My favorite Scrum Master used the word "uniqify" in a sprint planning call today, as in "Could you uniqify that expression?" I poked him through the instant message tool we have because he had recently taken me to task for using the word "epistemology" in a design session.
It turns out that this is a fairly common pattern in Ruby, as in stringify, uniquify, htmlify, etc.
The rule seems to be that the verb [term]ify means to take the ensuing object of the verb and give it the qualities of the [term].
Of course, this has instances in our day-to-day language, that's where all these types of linguistic manipulations have their origin. To "liquify" is to to make the object like liquid. Its opposite is "solidify." It's very similar to putting "ize" at the end of a term to make a verb--but I sense a subtle difference I haven't yet quite distilled.
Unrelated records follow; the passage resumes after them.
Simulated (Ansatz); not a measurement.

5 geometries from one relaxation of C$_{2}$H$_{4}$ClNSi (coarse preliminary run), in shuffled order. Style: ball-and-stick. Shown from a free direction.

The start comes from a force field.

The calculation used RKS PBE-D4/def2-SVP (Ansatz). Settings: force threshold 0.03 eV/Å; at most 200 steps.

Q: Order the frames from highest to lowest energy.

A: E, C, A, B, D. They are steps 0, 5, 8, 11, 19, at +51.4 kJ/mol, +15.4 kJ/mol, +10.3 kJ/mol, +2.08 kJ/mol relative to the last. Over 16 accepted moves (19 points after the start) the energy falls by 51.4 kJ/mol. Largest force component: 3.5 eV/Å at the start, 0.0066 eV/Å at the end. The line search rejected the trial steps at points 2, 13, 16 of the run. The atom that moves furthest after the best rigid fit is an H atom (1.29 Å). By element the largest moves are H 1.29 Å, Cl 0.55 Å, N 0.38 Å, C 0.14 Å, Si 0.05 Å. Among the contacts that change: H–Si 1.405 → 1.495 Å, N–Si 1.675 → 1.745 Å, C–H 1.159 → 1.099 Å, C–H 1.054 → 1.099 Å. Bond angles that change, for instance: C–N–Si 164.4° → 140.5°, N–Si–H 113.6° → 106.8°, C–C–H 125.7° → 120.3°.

As an amateur linguist, I LOVE when a language can do this. Arabic does it on steroids, having a very complex set of patterns that decomposes just about every word down to a tri-literal root. Verb forms take their nuances from the root, as do noun patterns for the doer, the done-to, and the where-done.
English doesn't do it nearly enough. Sure, add and "er" to the end of a verb to get the doer, as in writer, rider, sleeper. Sometimes an "ee" to get the done-to, as in payee. Do we even have a pattern for deriving the noun for where-done from the verb? For example, the Arabic word for school, madresa, comes from a pattern that makes it "the place where studying is made to happen."
HTMLify is my favorite so far. "Can you express this in HTML?" becomes "HTMLify it."
Tonight I'm going to mealify some leftovers. Anyone who thinks that means "reheat" has never seen what I can do for leftovers.